While petty crime is hardly reported and mentioned in the news, keep an eye on your wallet or purse when in crowded areas like Naser Square or Deira. Also don't leave your engine running and vehicle unattended when picking up takeaways or a quick supermarket run as criminal gangs have been known to drive your vehicle away and have it stripped in no time.
Con-men are ever present in Dubai, especially the Nigeria 419 scammers. Do not arrange meetings or entertain their requests, nor give any personal details. Should they not comply, the police will be happy to listen to them and their propositions.
Eating or drinking publicly during daylight hours is an offence during Ramadan except in hotels and private beach areas.
Drivers are not always as fond of the road rules in Dubai as in other cities or countries. Particularly during the morning and afternoon rush-hours, taking a taxi, bus or abra is often a better bet than crossing busy roads, as even pedestrian crossings are not always observed.
Gay and lesbian travelers should be particularly careful, as the official penalty for homosexual acts in the United Arab Emirates is death. The level to which this law is enforced is not well known.
Dubai is said to be one of the safest cities in the world.
Although little is known about the ancient history of this area, archaeological finds suggest that humans have been living here since at least 3000 BC. Other evidence links the peoples of what are now the United Arab Emirates (UAE) and Oman to the mysterious Bronze Age Magan civilization. Magan ships sailed to Babylonia, Mesopotamia and beyond, trading copper from Oman and pearls from the mouth of Dubai Creek with the heavyweights of the Bronze Age economy. The Magan civilization waned around 2000 BC, but Dubai's instinct for trade remained.

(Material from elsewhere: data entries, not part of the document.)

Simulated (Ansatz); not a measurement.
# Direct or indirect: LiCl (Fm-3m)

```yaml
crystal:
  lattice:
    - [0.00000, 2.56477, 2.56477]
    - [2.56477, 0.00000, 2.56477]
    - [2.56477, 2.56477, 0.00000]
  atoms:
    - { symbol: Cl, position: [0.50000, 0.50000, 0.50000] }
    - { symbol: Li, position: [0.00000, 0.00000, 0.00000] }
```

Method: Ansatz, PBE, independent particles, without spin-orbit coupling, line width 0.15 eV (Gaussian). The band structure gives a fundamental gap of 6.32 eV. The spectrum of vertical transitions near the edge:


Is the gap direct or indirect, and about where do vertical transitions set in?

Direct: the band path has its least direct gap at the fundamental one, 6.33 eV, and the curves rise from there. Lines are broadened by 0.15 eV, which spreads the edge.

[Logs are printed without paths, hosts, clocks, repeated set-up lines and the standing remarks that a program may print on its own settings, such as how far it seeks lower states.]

Excavations at Jumeirah, just south of Dubai, recently unearthed a 6th-century caravan station, proving that the area's population was still keeping the trade routes well oiled during this period. Around this same time, the Sassanids, a Persian dynasty who had inhabited the mouth of Dubai Creek since 224, were driven out by the Umayyads, who came to stay and brought Islam with them.
Exploiting their prime location between the Mediterranean Sea and Indian Ocean, the new inhabitants, working with the old, began re-establishing old trade routes and spreading the word of Allah, all the while making folks fantastic deals for the lowest everyday prices in the Gulf. As trade began to match pearl diving's importance to the local economy, merchant dhows sailed as far as China, returning with silk and porcelain for Middle Eastern and European markets. This maritime madness reached its peak between 750 and 1258.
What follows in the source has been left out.